Investment in UK Films & UK Film Industry
Investment in UK Films Disclaimer
The information contained within this web page is designed to provide information only and does not constitute any investment , tax or legal advice or offer to invest in any fund contained therein
Investment in UK Films
The case for Investment in UK Films & UK Film Industry
Investment in UK Films is the archetypal High Risk, High Reward scenario and rarely recommended for the novice investor. However, with the potential for vast tax free profits and unlimited upside, the risk can be worth taking. While only 30% of UK films make a profit and return profits to the investors, the profits on that 30% far outweigh the 70% that don’t return profits.
The fabled ‘Kings Speech’, released November 26, 2010, cost $15Mn to make and to date has returned $414,211,549 in 2015, 2,761% ROI, of which $104Mn came back to investors. Now returns like these don’t come along every five minutes but there are good profits to be had each year. The High Rewards outweigh the High Risks!

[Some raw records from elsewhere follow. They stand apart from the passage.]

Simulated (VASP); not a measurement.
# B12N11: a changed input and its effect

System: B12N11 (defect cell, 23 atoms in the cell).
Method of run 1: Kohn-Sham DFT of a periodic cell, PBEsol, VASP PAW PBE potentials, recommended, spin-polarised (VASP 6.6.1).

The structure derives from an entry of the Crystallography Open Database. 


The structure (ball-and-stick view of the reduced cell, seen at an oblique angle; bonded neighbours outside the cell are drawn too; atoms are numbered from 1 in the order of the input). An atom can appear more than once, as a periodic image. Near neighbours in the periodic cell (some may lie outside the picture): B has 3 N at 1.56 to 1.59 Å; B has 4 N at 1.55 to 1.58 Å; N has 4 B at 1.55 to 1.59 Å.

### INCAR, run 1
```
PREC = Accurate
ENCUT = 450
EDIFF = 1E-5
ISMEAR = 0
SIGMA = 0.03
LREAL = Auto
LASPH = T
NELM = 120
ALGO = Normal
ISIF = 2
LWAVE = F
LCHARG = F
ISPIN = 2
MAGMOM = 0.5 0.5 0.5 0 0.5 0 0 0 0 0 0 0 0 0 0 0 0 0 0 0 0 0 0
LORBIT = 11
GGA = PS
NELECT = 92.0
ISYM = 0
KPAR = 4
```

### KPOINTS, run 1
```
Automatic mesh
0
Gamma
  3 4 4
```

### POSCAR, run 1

2014 generated a total spend of £1.471 billion in 2014, a 35% increase on 2013 and a record figure. Approximately 50% of this would have come from private equity investment.
Risk Mitigation
Simple, pick a commercially viable film. Films can be differentiated by factors as diverse as budgets, genres, experience of cast and crew, distributors and the quality and experience of the production team. Investment in UK Films risk can be mitigated by analyzing the same factors. Common sense due diligence goes a long way, but seek an expert.
Investment in UK Films – Loss Relief
Should your investment return no profits, it classes as a loss under both EIS & SEIS. You can offset that loss against income tax.
- For example, should you lose your entire £10,000 investment.
- Income tax relief comes to the rescue and reduces your actual loss to only £7,000 (£10,000-£3,000).
- You can reduce your taxable income for the year in which you disposed of the shares by £7,000, resulting in a saving of £2,800 (40 per cent of £7,000) for a higher-rate taxpayer.
- Alternatively you might choose to offset your loss against other capital gains in the normal way.
CGT & Loss Relief
For investors who realised capital gains during the 2013/14 tax year, SEIS reliefs allow you claim up to:
- 78% of your investment back if the startup succeeds – and you pay no CGT when you sell your shares;
or - 100.5% of your investment back if the startup fails – allowing you to invest in startups with the potential of full downside protection.
If you realised capital gains during the 2014/15 tax year, SEIS and related reliefs allow you claim up to:
- 64% of your investment back if the startup succeeds – and you pay no CGT when you sell your shares;
or - 86.5% of your investment back if the startup fails – significantly reducing any losses you incur when investing in startups
No ones wants an investment to fail, but it’s nice to have some of the bitterness removed by loss relief.
Invest under UK Government/HMRC Approved Tax Relief schemes (EIS & SEIS)
All of Itasca’s films qualify for the SEIS/EIS combination of Tax Relief Schemes. We gain the HMRC Advanced Assurance Approval Certificate for SIES/EIS status, prior to asking for asking any investment.
Investors should always seek qualified and FCA approved investment advice and Itasca can only accept investments through qualified IFAs, Accountants or other investment agents. This ensures all the restrictions and rules are applied to ensure your investment is fully qualified for the SEIS/EIS tax relief over the full three year term of the investment.
What are EIS & SEIS
The Enterprise Investment Scheme (EIS) and Seed Enterprise Investment Scheme (SEIS) are government initiatives offering some of the most attractive tax breaks available in the UK.
To access them, an investor must invest in the shares of a small, unlisted company. Small means 250 employees or less, and maximum gross assets of £15 million (before the investment). Unlisted means that the company is not quoted on a major stock market.
Obviously, investing in small companies is generally riskier than buying shares in giant Blue Chip Companies. And the fact that the companies are not listed on the stock market means that there’s no easy way to sell your shares.
But small companies can grow very quickly because they are coming from a low base. With a small company, you’re more likely to lose your money, but you’re also more likely to make double, treble, or an even bigger multiple of the amount you invested.